Author | Robert Harris |
---|---|
Language | English |
Genre | Thriller, historical fiction |
Publisher | Hutchinson (UK) Knopf (US) |
Publication date | 26 Sept 2013 [1] |
Publication place | United Kingdom |
Media type | Print (hardback & paperback) |
Pages | 496 pp (first edition, hardback) |
ISBN | 0091944554 (first edition, hardback) |
OCLC | 846889309 |
An Officer and a Spy is a 2013 historical fiction thriller by the English writer and journalist Robert Harris. It tells the true story of the French officer Georges Picquart from 1896 to 1906, as he struggles to expose the truth about the doctored evidence that sent Alfred Dreyfus to Devil's Island.

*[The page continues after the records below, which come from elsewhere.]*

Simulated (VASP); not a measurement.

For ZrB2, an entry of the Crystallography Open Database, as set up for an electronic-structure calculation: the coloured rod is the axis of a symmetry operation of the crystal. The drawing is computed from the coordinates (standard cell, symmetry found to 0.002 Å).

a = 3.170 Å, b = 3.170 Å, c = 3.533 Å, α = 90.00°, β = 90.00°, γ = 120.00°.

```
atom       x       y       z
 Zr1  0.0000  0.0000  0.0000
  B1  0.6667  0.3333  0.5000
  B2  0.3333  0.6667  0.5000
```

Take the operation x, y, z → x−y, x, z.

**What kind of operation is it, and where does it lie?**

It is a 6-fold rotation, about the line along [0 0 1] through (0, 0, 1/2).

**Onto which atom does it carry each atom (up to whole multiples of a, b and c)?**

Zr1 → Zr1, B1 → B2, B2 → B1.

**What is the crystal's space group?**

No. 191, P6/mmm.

Upon being promoted to run the Statistical Section, the top secret headquarters of French military intelligence, Georges Picquart begins to discover that the evidence that was used to convict Alfred Dreyfus of espionage, which resulted in his imprisonment for life on Devil's Island, is flimsy at best. As he investigates further, he discovers that the military and the government doctored much of the evidence. The real spy is still operating. Warned off the investigation by his superiors, Picquart persists, risking his career and his life, to free an innocent man from unjust imprisonment and to expose a spy operating within the military.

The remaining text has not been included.